EMPLOYMENT APPEAL TRIBUNAL

58 VICTORIA EMBANKMENT, LONDON EC4Y 0DS

At the Tribunal

On 27 May 2011

Before

MR RECORDER LUBA QC, MR M CLANCY, MR J MALLENDER

PUBLICIS CONSULTANTS UK LTD (APPELLANT)

MS F O'FARRELL (RESPONDENT)

Transcript of Proceedings

JUDGMENT

APPEARANCES

For the Appellant
MR IAN SCOTT (of Counsel)

Instructed by:
Re:Sources UK Ltd
Pembroke Building
Kensington Village
Avonmore Roa
London
W14 8DG

For Respondent
MR BEN COOPER (of Counsel)

Instructed by:
Thompsons Solicitors
Congress House
Great Russell Street
London
WC1B 3LW

SUMMARY

REDUNDANCY – Fairness

CONTRACT OF EMPLOYMENT – Notice and pay in lieu

Employee entitled to three months notice of dismissal. Dismissed for redundancy with four days notice. Letter of dismissal states that payment will be made of statutory redundancy pay, holiday pay, and an 'ex gratia' payment of a sum equivalent to three months' gross salary. Claim by employee for damages for dismissal without notice. Employer seeking to meet the claim by reference to the 'ex gratia payment'. Employment Tribunal allows the employee's claim. On a correct construction, the payment was truly 'ex gratia'. Appeal dismissed and Tribunal's construction upheld."

MR RECORDER LUBA QC

Introduction

1. This appeal concerns the true legal nature of a payment made by an employer to a former employee at the termination of her employment. Was it, as the employee contended and the Employment Tribunal found, a payment made ex gratia to the employee? Or was it, as the employers contended and seek to persuade us on appeal, a payment that reflected or included compensation for monies that she would otherwise have been entitled to receive by way of pay for a period of notice?

The facts

2. Ms O'Farrell worked for Publicis Consultants UK Ltd, to whom we shall refer as 'the company', in the post of Director, Head of Corporate. Her contract of employment provided at paragraphs 10.3 10.5 arrangements for "Notice after first six months". Paragraph 10.3, so far as material, read:

"[...] your employment may be terminated by either party by giving three calendar months' written notice of termination."

3. Paragraph 10.4 is not presently relevant. Paragraph 10.5 reads:

"The company may at its absolute discretion require you not to attend work during the whole or part of your notice period, and may at its discretion relieve you of some or all of your contractual duties during that period."

4. In 2008 2009 a redundancy situation arose and Ms O'Farrell was selected by the company for dismissal for redundancy. Her employment was terminated by a letter dated 14 May 2009. Under the heading "Notice of Termination of Employment – Redundancy" the following words appear in the first paragraph:

"[...] we have decided to make your job role redundant, with effect from Friday 15 May 2009."

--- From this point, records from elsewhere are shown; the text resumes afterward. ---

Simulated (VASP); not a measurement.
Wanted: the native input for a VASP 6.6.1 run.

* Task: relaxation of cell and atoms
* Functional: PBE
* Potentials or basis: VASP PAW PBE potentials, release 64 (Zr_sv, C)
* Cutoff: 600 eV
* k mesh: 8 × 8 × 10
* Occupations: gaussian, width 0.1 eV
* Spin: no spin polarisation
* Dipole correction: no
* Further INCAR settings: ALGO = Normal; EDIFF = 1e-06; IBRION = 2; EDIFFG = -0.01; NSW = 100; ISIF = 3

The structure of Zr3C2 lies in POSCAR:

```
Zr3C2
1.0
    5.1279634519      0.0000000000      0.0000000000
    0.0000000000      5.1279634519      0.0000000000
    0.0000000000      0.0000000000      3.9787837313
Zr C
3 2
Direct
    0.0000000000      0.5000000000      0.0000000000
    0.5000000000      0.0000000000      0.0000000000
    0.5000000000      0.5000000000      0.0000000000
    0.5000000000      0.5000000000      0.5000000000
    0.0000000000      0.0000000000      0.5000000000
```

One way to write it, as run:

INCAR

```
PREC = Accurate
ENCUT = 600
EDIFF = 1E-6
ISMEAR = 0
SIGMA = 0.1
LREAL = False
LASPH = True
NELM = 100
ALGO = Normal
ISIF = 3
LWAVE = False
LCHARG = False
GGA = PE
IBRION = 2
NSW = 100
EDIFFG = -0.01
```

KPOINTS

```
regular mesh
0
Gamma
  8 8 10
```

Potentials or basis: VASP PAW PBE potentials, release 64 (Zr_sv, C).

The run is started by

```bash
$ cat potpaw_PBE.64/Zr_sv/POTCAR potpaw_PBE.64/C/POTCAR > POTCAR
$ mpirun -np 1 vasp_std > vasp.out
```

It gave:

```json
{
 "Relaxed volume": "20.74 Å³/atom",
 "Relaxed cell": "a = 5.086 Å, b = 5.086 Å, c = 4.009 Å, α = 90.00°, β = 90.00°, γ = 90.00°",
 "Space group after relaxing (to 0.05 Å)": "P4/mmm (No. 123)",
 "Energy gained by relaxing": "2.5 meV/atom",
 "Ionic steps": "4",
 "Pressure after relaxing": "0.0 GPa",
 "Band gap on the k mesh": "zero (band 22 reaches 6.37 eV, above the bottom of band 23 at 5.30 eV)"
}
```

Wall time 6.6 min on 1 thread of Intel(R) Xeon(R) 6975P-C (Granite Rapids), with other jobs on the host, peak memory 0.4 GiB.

5. That of course was the date following the date of the letter. After setting out the circumstances of the redundancy situation, the letter continues materially as follows:

"In terminating your employment on the grounds of redundancy you will be paid up to and including Monday 18 May 2009 and in addition you will receive the following severance package, which as you are aware is in excess of your statutory entitlement:

* Ex gratia Payment – You will receive an ex gratia payment equivalent to three months' salary. This payment amounts to £20,625. The payment is free of Tax and NI deductions.

* Statutory Redundancy Payment – You will receive a statutory redundancy payment of £700. This payment is free of Tax and NI deduction.

* Holiday pay – You will have 11 days' accrued holiday pay; this includes the 6 days you state were carried forward from 2008. This amounts to £3,490; this payment is subject to Tax and NI deductions."

6. Having been dismissed, Ms O'Farrell complained to an Employment Tribunal that her dismissal had been unfair. The Employment Tribunal at London Central, chaired by Employment Judge Mrs N Walker, decided that the dismissal had indeed been unfair. The correctness or otherwise of that decision is not now in issue. Ms O'Farrell had also made money related claims to the Employment Tribunal. The Tribunal dismissed her claim for breach of contract arising out of a failure to pay her a bonus, but it allowed her claim that the company was in breach of contract by failing to pay her notice pay. The decision on the bonus payment is not in issue before us, but the company pursues before us an appeal against the Judgment in respect of failure to pay for a notice period.

The Employment Tribunal's decision

7. The relevant part of the Employment Tribunal's reserved Judgment gives its reasons for upholding the claim in respect of breach of contract, relating to notice, at paragraphs 64 66, which are in the following terms:

"64. The Tribunal then turned to the notice claim. It was submitted by the Respondent that it was clear that the payment which had been made as an ex gratia payment was meant to be a payment for the notice period and the Respondent submitted that in that case, a payment had been made and no further payment should be due. The Tribunal rejected the Respondent's submission on that point. We accept that the Respondent calculated that payment by reference to the notice period but they chose to call it an ex gratia payment.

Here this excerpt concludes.